Poland’s KGHM targets rise in Chilean copper ore output

The Sierra Gorda mine in Chile, in which Polish copper miner KGHM has a 55 percent stake, produced nearly 36 million pounds of molybdenum in 2017.(Image courtesy of KGHM.)

Polish copper producer KGHM said it expects daily copper ore output at its Chilean mine Sierra Gorda to increase by 18 percent next year from current levels.

State-run KGHM acquired Chilean and Canadian copper deposits in 2011 when it bought Canada’s Quadra FNX for $2 billion, the largest ever foreign acquisition by a Polish company.

But a subsequent fall in copper prices and technical issues in starting production at Sierra Gorda increased the project’s costs and resulted in a significant writedown of the asset value.

The mine currently produces 110,000 tonnes of copper ore a day.

“We think we will arrive at 130,000 in 2019,” KGHM Chief Financial Officer Stefan Swiatkowski told a press conference.

Molybdenum production at the mine will start to fall next year, he said, due to geological issues, but he did not elaborate.
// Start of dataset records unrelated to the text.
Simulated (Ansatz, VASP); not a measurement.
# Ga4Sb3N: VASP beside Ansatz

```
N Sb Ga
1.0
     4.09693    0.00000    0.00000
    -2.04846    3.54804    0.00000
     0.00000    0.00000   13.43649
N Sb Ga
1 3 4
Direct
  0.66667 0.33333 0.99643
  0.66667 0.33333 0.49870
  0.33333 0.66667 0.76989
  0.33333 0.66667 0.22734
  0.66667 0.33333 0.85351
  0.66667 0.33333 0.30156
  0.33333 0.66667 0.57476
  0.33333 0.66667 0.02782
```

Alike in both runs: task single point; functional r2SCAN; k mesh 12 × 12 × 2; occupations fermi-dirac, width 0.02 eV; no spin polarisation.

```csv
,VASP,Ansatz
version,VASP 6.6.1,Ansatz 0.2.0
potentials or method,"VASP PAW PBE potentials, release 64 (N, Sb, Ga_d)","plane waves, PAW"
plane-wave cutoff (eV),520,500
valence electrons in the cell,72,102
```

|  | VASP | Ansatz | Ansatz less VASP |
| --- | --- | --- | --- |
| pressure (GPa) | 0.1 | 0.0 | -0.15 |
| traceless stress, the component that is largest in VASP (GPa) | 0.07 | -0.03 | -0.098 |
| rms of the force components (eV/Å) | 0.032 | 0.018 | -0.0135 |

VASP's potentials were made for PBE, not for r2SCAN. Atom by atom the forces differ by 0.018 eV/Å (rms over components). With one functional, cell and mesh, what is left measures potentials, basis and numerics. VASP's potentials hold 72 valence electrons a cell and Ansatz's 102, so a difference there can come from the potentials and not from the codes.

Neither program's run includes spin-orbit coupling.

Swiatkowski also said that in Poland the company’s annual production of electrolytic copper from its own concentrates could return to around 400,000 tonnes in the coming years, but it was difficult to say exactly when.

On Tuesday, KGHM reported that such output fell 4.5 percent last year to 358,000 tonnes due to an accident at its Polish smelter.

That was well below the company’s target of 401,000 tonnes.

KGHM will invest more than 2 billion zlotys in Poland this year, Swiatkowski said.